Welcome to the city of Collant, Jewel of the Serrated Coast, powerhouse of magic and industry. But when the city’s corrupt leaders make a bargain with a sealed demon, cataclysm strikes and the city’s reliance on tainted magic exacts its toll, wrenching it from time and space. Scars in the planar fabric now tether Collant to the shadow realm of Nowhere, and the demon’s return is at hand. But hope is not yet lost. The Order of the Whispering Flame has begun to wield their holy fire to push back the encroaching darkness and cauterize the Scars. To complete their mission, they now seek brave adventurers to bear the flame and press in to the lost depths of the city to finish what was started.

This 68 page digest adventure presents a pointcrawl in a city being dragged to hell. Good descriptions and formatting compliment one of the better (best?) city-imminently-in-hell scenarios I’ve seen. The interactivity is lacking … which may not be an issue for 5e/Pathfinder fans.

Ought oh! Someone made a deal with the devil and now the city of Collant is being dragged to hell all “melt reality in to the plane of hell” style. Some god has come through though and The Whispering Flames light can heal the planar scars. Someone just needs to go find them all, in the city’s eight sectors, taking The Whispering Flame to them to heal them. Guess it’s gonna be you, boyo!

The normal issues, the surface level ones that plague so many, are generally not present here. I’m not going to even try to run an adventure that makes me fight against it. And that issue is not present here. The formatting is clear and easy to read. Cross-references exist when needed. We get a short little description of the area with some folding and then a description oif the exits. I’m not even mad at that, since this is a pointcrawl in a city and sometimes the exit is “you see a tent in the distance.” 

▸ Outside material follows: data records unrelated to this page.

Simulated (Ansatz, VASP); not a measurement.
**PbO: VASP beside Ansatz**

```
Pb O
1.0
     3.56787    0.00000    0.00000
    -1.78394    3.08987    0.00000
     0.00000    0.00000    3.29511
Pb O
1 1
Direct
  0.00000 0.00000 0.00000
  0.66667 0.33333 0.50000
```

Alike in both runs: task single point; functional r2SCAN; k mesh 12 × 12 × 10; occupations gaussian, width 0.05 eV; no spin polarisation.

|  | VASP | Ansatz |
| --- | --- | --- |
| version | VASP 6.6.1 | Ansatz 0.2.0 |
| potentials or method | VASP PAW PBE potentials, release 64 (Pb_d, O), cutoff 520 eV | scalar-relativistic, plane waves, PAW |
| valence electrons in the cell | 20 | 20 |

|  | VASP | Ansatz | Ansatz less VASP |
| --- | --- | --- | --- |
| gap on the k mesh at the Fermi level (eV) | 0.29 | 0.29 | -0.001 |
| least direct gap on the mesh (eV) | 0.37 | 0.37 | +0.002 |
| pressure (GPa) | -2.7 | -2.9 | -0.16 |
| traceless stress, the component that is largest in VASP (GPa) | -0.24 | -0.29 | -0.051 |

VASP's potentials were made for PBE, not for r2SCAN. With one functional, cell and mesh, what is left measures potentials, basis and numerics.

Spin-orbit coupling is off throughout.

The descriptions are also fairly decent. The very first area is “Mulberry Grove: Shaded grove, crunchy with fallen foliage and fruit. Trees hold clusters of white and pink berries. Reeks of rotting fruit.” That’s a good description. It’s terse and evocative. You get the feel for it instantly. That’s exactly what a room description should do. And, laudable, almost every single room description is about that good. SHADED grover, Fruit REEKING. CRUNCHY ground. It works and works together. Another one, in a silkworm room, reads “Damp, moldy. Steel ducts pump hot, humid air here from the east. Latticed shelves fill the room, bedded with leaves, littered with eggs, crawling with worms.” You get whats going on. So, good descriptions. I’m glossing over both formatting and descriptions for this review.

Interactivity is where things get hairy. There are two basic situations going on. First, there is the demon dude, trapped in The Nowhere/ He wants out. There are clues and things sprinkled about the various points about his true name, what happened, and so on. Then there are eight or so individual city sectors, each with a scar in them that needs to be located and healed and generally has someone there willing to give you access if only you’ll do X for them. There are very very few SITUATIONS beyond those two … and the demon dude is few and far between. The general vibe is that you enter somewhere with some bizarro creature doing something bizarre and you probably end up stabbing it a few times. Sometimes you get to talk, but, generally not in a way that is going to lead to interactivity beyond that. There are things to make friends with, like a mail delivery ghost machine that can deliver a letter to any slot in the city. That could, I suppose, be exploited by the party and IS the kind of open ended shit that I like. It’s also just a little too … random? For me. Most of it seems like window dressing rather than true interactivity. Two possessed spooling machines, full of ennui, painting with ink. Ok. Sure. To what end? And while not everything in an adventure needs to be a situation, there do need to be things going on beyond the main plot points.

Let us assume, for a moment, that the 5e/Pathfinder way of playing D&D has merit. If so then this would be one of the highlights of either system. Seen as series of adventures, they have some definite end points to their quests: a scar in each sector to heal and someone to treat with to make that happen. As a platonic idea of a 5e/Pathfinder adventure I think this would hit the mark, better so than anything I’ve seen for them. (Accepting that Ravenloft tends more to traditional adventure than the 5e/Pathfinder meme of an adventure.) And I don’t mean that as an insult. This feels to me like every 5e/Pathfinder adventure I’ve ever been a player in at a con, except about forty times better than those. 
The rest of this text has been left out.